The fate of a tax on the rich to help fund education could come down to whether the Arizona Supreme Court believes the money raised will provide “grants” to schools.
During a hour-long argument Tuesday, Andy Gaona, representing the organization that crafted Proposition 208, told the justices that the dollars the new tax would raise are earmarked for special purposes. These range from teacher salaries to funding career and technical education programs.
That, he said, makes it different from the basic aid given to schools each year by the state and any dollars they raise locally, all of which districts are free to allocate as they wish.
What makes that crucial is that the Arizona Constitution puts a cap on how much can be spent on education each year. And even Gaona admits that the $800 million or more that the tax will raise is likely to exceed that cap.
But if the new dollars are considered grants, as he contends, those are specifically exempt from the limit. And that, he told the court, makes the levy legal.
With some of the justices questioning that claim, Gaona had two fall-back positions.
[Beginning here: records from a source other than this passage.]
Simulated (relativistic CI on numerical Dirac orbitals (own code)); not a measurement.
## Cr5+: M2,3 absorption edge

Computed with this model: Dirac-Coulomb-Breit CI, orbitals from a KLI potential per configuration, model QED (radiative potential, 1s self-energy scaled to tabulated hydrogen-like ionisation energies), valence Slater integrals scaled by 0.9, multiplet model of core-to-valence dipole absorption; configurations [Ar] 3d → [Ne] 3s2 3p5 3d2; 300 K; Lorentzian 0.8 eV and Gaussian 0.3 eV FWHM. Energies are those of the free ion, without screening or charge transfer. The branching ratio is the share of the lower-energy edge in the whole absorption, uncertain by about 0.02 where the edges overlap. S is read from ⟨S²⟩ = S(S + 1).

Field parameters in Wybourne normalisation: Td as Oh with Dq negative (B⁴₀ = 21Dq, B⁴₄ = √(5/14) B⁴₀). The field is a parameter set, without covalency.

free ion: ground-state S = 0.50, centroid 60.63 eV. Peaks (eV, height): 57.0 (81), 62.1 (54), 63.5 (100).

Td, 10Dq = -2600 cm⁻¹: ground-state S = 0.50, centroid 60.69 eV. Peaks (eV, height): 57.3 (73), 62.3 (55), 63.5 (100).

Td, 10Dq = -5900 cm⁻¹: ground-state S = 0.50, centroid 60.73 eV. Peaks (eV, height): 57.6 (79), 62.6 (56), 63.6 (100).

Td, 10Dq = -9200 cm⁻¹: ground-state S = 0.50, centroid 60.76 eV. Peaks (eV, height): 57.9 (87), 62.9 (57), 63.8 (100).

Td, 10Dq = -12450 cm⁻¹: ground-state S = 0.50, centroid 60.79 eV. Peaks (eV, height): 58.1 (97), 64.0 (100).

First, he pointed out that the constitution allows lawmakers every year, on a two-thirds vote, to let schools exceed that cap. And Gaona said the court should not void the voter-approved measure before giving legislators a chance to have that vote and honor the will of the people.
And if the court wouldn’t buy that argument, he said that about a third of the money that would be raised with the levy still could be spent without bumping into that cap. So he told the justices they should leave the levy in place.
All that drew a skeptical response from Justice Bill Montgomery who pointed out the measure was promoted based on a promise that there would be all these additional dollars flowing into education.
“Weren’t voters then told something that can’t happen? he asked.
And Justice Clint Bolick pointed out that the full tax would still be collected, “regardless of how much of the money can or can’t be spent” if the court accepts Gaona’s argument that the levy should be upheld. That, he suggested, made no sense.
Hanging in the balance is a 3.5% surcharge being placed on the incomes of people whose income is higher than $150,000 a year, or $300,000 for married couples filing jointly.
Voters narrowly approved the measure despite stiff opposition from the business community. Now some of those same interests have combined with Republican legislators who also opposed the initiative to try to have it declared unconstitutional.
One claim by foes is that a voter-approved constitutional provision requiring a two-thirds vote by the legislature for new taxes also applies to taxes sought by voters at the ballot box.
“This is the people acting in their capacity as amenders to the constitution to bind themselves so that bare majorities can’t grow the size of government and impose new taxes,” said Dominic Draye, representing the challengers. That argument was rejected earlier this year by a trial court judge who said voters never intended to tie their own hands but only those of legislators.
The potentially stronger argument for foes goes to that constitutional question of whether the voters, in enacting a law enacting a new tax surcharge, have run afoul of the constitutional spending cap.
“Proposition 208 is a statutory initiative that needed to be a constitutional amendment,” Draye told the justices. And he said proponents can’t simply declare that the measure’s tax hike is exempt from what’s in the Arizona Constitution.
What that leaves, Draye said, is that claim that the new money is a grant or gift to schools and therefore specifically exempt from that spending cap.
“But no court, and no ordinary user of the English language, would think that a dedicated revenue stream with mandatory spending, no qualification, no discretion, no applications, would qualify as a grant, gift, aid or contribution,” he said.
Justice Ann Scott Timmer said even if that is true — a point she is not conceding — there is an escape clause. That is the ability of the legislature, on an annual basis, to override that spending cap to allow the will of the voters to be enacted and the money collected to be spent.
Draye conceded nothing, saying even that exemption provision itself is unconstitutional.
But the issue goes beyond that.
He said the measure was sold to voters based on the premise that the legislature itself was failing to properly fund schools, which is why they needed to enact this new levy to boost the available dollars. Now, Draye said, supporters of the levy are arguing that the measure should be declared constitutional because those very same legislators — the ones that proponents told voters weren’t providing enough cash for education — could, if they wanted, authorize an override.
“That’s not the bargain that was presented to voters,” he said. “All of the ballot materials were oriented toward the ability to spend $827 million right now on education.”
Gaona, however, said the court should not assume that lawmakers, faced with the prospects of all those new dollars coming in, will not honor the will of the voters and approve an override to allow the cash to be spent as laid out in Proposition 208.
He pointed out that the actual constitutional limit won’t be known until May of 2023. And by that time, Gaona said, the makeup of the legislature will be different, not only because of the 2022 election but because the lines for the state’s 30 legislative districts will be redrawn.
If the court leaves the levy intact, that could provide new impetus for a proposal by Sen. J.D. Mesnard, R-Chandler, to help some people escape paying the new levy. His measure would create an entirely new 4.5% tax category for certain small businesses, a category that would not be subject to the 3.5% surcharge because it did not exist when Proposition 208 was approved last year.
The justices did not say when they will rule.